This is the radix sort implementation from Google's Fuchsia operating system, but in a way that is easier to integrate into CMake codebases. My modifications are in moving the build system to CMake and changes in shader loading (they are compiled into the binary.) You can treat my changes as CC0, so you are just bound by the original LICENSE of this radix sort library.

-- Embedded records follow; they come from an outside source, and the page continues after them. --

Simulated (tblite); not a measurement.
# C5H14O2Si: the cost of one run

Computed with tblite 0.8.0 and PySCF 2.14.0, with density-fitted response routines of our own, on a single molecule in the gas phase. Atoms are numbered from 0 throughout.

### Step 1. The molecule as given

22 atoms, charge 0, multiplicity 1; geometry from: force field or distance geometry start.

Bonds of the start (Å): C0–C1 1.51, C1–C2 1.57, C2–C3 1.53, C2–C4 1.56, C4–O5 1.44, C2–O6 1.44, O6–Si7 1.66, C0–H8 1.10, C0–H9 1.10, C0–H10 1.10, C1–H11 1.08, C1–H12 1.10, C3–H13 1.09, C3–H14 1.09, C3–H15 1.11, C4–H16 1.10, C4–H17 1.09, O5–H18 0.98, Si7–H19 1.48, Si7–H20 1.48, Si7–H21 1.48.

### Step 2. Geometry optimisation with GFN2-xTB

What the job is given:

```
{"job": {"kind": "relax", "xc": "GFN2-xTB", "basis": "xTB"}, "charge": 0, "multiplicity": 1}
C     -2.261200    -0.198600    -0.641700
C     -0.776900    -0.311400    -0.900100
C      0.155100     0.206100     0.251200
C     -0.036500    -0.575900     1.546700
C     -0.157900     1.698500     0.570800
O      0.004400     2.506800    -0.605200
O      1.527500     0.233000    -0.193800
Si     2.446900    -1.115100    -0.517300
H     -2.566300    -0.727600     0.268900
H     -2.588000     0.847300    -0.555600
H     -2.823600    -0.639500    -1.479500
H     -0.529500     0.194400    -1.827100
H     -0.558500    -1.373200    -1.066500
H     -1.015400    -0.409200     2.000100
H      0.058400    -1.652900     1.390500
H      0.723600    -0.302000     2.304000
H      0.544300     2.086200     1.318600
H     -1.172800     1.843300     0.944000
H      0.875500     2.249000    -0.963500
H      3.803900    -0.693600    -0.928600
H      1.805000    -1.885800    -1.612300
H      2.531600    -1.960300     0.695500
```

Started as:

Below is the original README:
RadixSort/VK is a high-performance sorting library for Vulkan 1.2.
Features include:
- Ultra-fast stable sorting of 32‑bit or 64‑bit keyvals
- Key size is declared at sort time
- Indirectly dispatchable
- Simple to integrate in a Vulkan 1.2 environment
See radix_sort_vk.h
.
The following architectures are supported:
Vendor | Architecture | 32‑bit Keyvals | 64‑bit Keyvals | Notes |
---|---|---|---|---|
NVIDIA | sm_35+ | ✔ | ✔ | |
AMD | GCN3+ | ✔ | ✔ | |
AMD | RDNA+ | ✔ | ✔ | 64-wide subgroup |
ARM | Bifrost4 | ✔ | ✔ | |
ARM | Bifrost8 | ✔ | ✔ | |
Intel | GEN8+ | ✔ | ✔ | |
Intel | Xe+ | ✔ | ✔ |
- 96-bit and 128-bit keyval support.
- Possibly reduce GMEM transactions by accumulating stores that share the same transaction boundary.
- Merrill, Duane and Michael Garland. "Single-pass Parallel Prefix Scan with Decoupled Lookback." (2016).
- Adinets, Andy. "A Faster Radix Sort Implementation." NVIDIA GTC 2020.